6 Responses to “Gun Club Political Activism in Election Years”

  1. jdunmyer says:

    I don’t know about all gun clubs, but I belong to 2 that are explicitly “non-political” by virtue of their constitution and bylaws, AND their incorporation papers. The latter specifies that the Club is a non-profit and under section [whateveritisintheIRScode] are not allowed to do political activity.

    Nice idea, otherwise

    • Bitter says:

      Your “[whateveritisintheIRScode]” is quite variable and may or may not allow them to do various forms of political activity. It’s the various (c) designations that tend to guide whatever rules they must follow. Even if they are (c)3s (the most restricted since contributions are tax-deductible – which is highly unlikely since it would be tough to consider a shooting range a charity), then there are ideas in here that don’t directly involve the club. The outreach idea at the end? That’s totally educational and doesn’t have to involve any direct political campaigning. That’s why I suggest actually consulting the laws – that means knowing the laws and how various activities are organized.

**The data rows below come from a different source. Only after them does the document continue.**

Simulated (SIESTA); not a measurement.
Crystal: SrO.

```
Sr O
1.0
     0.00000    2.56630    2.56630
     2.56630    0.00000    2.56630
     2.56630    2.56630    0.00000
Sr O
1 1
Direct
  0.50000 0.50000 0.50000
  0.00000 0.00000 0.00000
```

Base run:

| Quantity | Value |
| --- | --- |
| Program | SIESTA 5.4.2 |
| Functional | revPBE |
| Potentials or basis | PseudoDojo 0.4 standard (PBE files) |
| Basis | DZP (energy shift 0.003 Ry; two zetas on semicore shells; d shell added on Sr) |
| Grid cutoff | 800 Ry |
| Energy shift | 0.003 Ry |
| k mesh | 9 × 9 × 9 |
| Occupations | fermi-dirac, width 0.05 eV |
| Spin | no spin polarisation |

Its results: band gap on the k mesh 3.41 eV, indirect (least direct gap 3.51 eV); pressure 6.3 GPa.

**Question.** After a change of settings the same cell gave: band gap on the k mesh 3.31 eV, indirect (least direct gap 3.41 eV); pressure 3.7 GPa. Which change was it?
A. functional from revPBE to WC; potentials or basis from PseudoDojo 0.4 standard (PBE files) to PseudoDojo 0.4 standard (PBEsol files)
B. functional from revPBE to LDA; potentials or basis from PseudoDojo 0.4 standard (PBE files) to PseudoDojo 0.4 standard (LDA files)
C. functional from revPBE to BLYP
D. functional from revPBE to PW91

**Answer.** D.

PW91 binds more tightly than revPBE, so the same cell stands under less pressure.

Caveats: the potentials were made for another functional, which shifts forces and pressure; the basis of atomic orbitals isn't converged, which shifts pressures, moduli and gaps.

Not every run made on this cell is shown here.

      By-laws are a different story, but if a group of gun owners bans talk of politics within their club, then they are supremely short-sighted and they might as well be leading the way to irrelevancy and giving up guns. Political activity issues even beyond guns should be on the table for discussion and promotion since laws that impact environmental regulations, food prep (if they have a kitchen), and even events like small raffles and other games of chance are often up for debate in legislatures. These all effect clubs, and club members shouldn’t be hindered by by-laws if they want to have a candidate or lawmaker in to discuss the issues just because it may fall during campaign seasons. What if a club member is running for office? If they show up at a meeting and request to speak because they are running for office, will the club now toss that member for a by-laws violation since he/she announced their candidacy in a meeting and thereby used the club to advance their campaign? Seriously, your description sounds like some fundamentally flawed by-laws that need to be updated.

    • Jacob says:

      Trying to hide behind their tax status is just an excuse some clubs make for doing nothing. Non-profits can donate up to $5000 per year in direct campaign contributions. If they don’t want to do that they can simply host a fundraiser for a candidate and anyone who attends writes out their check payable directly to the candidates committee instead of to the club.

  2. Andy B. says:

    One tip: If you are going to work for a candidate, make it clear to him or her you will be as prepared to work against them in the next election when they double-cross you. Remember that demonstrating your power — if you have any — in an election is your goal, but, you have to scare the people you support as badly as those you oppose.

    At our club a few years ago, we had a candidate pitching sweet woo to us, I believe at the club president’s invitation, who meanwhile was telling the League of Women Voters that he wanted to ban almost every type of firearm. Just because they’ve learned the rap for an election year, and you want to beat up an incumbent or two, is not enough reason to actually trust any of them.

    • Alpheus says:

      You are so cynical. Can’t we just blindly trust every once in a while? It’s as of you were burned a time or the over the years of your involvement!

      (I appreciate your reminders to trust our politicians only about half as far as we could throw them, if that. We need eternal vigilance!)

  3. Andy B. says:

    “Can’t we just blindly trust every once in a while?”

    I’ve tried it. It never works. At least, it never works statistically often enough to serve as any sort of useful tactic. “Trusting” is like laying out a plan to live off playing the daily lottery the rest of your life.

    People who enter politics live off trust the same way vampires live off blood.